Jez Lowe wrote this song in 1995, and for a song with such specific origins in the colloquial slang of the mining communities of North East England, it has proved immensely popular with audiences around the world, although at time of writing, there have been no cover versions of the song recorded, despite a great deal of interest having been shown by Jez’s fellow artists (Irish troubadour Andy Irvine, for one.)
Jez always introduces this song in concert as having the elongated title “I Wish I Had Someone to Put My Bait Up Now”, which gives a bigger impression of what the song is about. “Bait” is the name given by the miners and labourers in County Durham for their packed lunch, their sandwiches and flask of tea etc., traditionally prepared by their wives, and eaten “on the job” in coal mines, building sites, and other places of work where formal provision of meals weren’t a practical possibility. This practice is the same the world over, and each region seems to have developed it’s own terminology for the meal itself; so in Scotland it is known as “piece”, in Lancashire as “snap” and so on.
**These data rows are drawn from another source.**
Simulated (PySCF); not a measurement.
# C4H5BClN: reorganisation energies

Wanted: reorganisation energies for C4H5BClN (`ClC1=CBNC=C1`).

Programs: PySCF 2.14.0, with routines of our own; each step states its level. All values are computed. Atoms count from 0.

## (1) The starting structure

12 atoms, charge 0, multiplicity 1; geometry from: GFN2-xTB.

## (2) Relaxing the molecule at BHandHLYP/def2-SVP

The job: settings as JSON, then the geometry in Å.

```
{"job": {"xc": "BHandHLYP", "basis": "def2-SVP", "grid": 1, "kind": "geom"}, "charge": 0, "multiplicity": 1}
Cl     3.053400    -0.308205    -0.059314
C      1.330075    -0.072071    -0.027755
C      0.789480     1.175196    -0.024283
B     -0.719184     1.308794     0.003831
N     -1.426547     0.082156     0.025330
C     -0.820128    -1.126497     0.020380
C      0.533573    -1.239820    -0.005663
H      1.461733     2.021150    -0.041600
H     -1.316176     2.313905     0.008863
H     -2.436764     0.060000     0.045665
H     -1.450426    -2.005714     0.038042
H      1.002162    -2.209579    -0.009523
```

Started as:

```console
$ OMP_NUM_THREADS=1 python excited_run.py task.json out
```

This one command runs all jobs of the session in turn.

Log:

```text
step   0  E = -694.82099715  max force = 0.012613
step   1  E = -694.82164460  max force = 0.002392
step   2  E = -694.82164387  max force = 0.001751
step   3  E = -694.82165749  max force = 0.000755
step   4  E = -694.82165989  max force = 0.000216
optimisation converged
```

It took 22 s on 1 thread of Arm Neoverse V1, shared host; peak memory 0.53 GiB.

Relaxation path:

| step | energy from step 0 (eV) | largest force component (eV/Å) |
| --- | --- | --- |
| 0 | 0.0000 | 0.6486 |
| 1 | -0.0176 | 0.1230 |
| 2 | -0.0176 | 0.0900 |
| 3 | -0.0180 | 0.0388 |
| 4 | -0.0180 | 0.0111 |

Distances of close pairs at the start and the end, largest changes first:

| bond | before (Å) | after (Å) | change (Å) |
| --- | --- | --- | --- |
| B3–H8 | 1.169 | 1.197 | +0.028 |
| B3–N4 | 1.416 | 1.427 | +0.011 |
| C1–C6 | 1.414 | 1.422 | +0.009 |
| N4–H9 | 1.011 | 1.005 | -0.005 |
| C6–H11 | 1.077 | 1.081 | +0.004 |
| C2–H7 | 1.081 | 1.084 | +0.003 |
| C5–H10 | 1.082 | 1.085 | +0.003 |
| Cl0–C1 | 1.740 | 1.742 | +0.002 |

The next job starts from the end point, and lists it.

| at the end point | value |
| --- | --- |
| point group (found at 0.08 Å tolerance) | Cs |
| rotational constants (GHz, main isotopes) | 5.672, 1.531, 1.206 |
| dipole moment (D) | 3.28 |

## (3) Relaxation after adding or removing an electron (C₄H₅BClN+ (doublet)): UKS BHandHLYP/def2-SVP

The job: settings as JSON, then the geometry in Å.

In County Durham, an extended use of the term “bait” developed, to refer to things of a romantic and ultimately a more crudely sexual nature. The question “Who’s putting your bait up” was a veiled inquiry as to the identity of the person with whom one was involved in a romantic liason. Again similar expressions of suggestive badinage are common throughout the world, and bring to mind the blues classic “Who’s stoking your fire?” When asked about the specific composition of his own song, Jez was typically vague; he had the melody and attractive chord sequence worked out for quite a while before adding the lyric, and the piece existed as nothing more than a piano instrumental for some time, (though Jez ecouraged Billy Surgeoner to play keyboards on the recorded version and subsequent “live” performances; Jez’s own keyboard work can be heard on the songs “Yankee Boots” and “Northern Echoes”, as well as other tracks with a less prominent keyboard backing, such as “Shippersea Bay” and “The Bergen”.)
The idea for the lyric of “Bait Up” emerged from a long forgotten conversation between Jez and old friend Kevin Bainbridge, during the recording of the BANNERS album in 1994. One hesitates to imagine the true nature of the conversation itself, but it apparently bore no resemblance to the finished song! The other germ of an idea that was incorporated into the lyric, according to Jez, was “in the shadow of the clock we stand”, a phrase that he had been toying with for even longer, and now gave direction to the form that “Bait Up” would take. According to a Bad Penny who was involved, the actual arranging of the song for the subsequent album developed into a rather heated situation. The original demo of the track still featured the song in a very minimal, ponderous state, whereupon Jez decided to bring in a rhythm figure that was eventually used on the track, but not without some dissension from certain quarters within the group. Later still, actually in the studio during recording, Bev Sanders’ off-mike “la-la-ing” against the instrumental section appealed so much to the others that it was incorporated into the arrangement as well, and she was compelled to do it for real as part of the track.
“Bait Up” remains in Jez’s repertoire, and in two very different forms: with The Bad Pennies, there is the (somewhat embellished) arrangement from the album version, as featured, recorded “live” in concert, on 1998’s 5-track promo CD, and also included with video footage on the multi-media section of the new LIVE AT THE DAVY LAMP album; Jez also occasionally performs a very different solo arrangement of the song with just voice and guitar, and also sometimes augmented by Bev Sanders’ harmony vocals on their rare appearances on stage together these days. The solo version was slated for inclusion on the aborted “live” recording from Sydney, a few years ago, and is worth hearing for the simply effective guitar part, quite unlike anything else that Jez usually plays, and possibly owes much to his original piano version.
To conclude, we hear with interest that another well-known singer-songwriter from the UK recently chose a line from “Bait Up” as being what he saw as a summing up of Jez Lowe’s attitude to both his life and his work. This singer had shared a songwriting workshop with Jez a few years ago, at which he heard the song for the first time, and noted the reaction to this line from both the audience and other fellows-writers present, as well as noting the feeling with which it was delivered. The line was “Times that make you happy just turn round and make you sad.”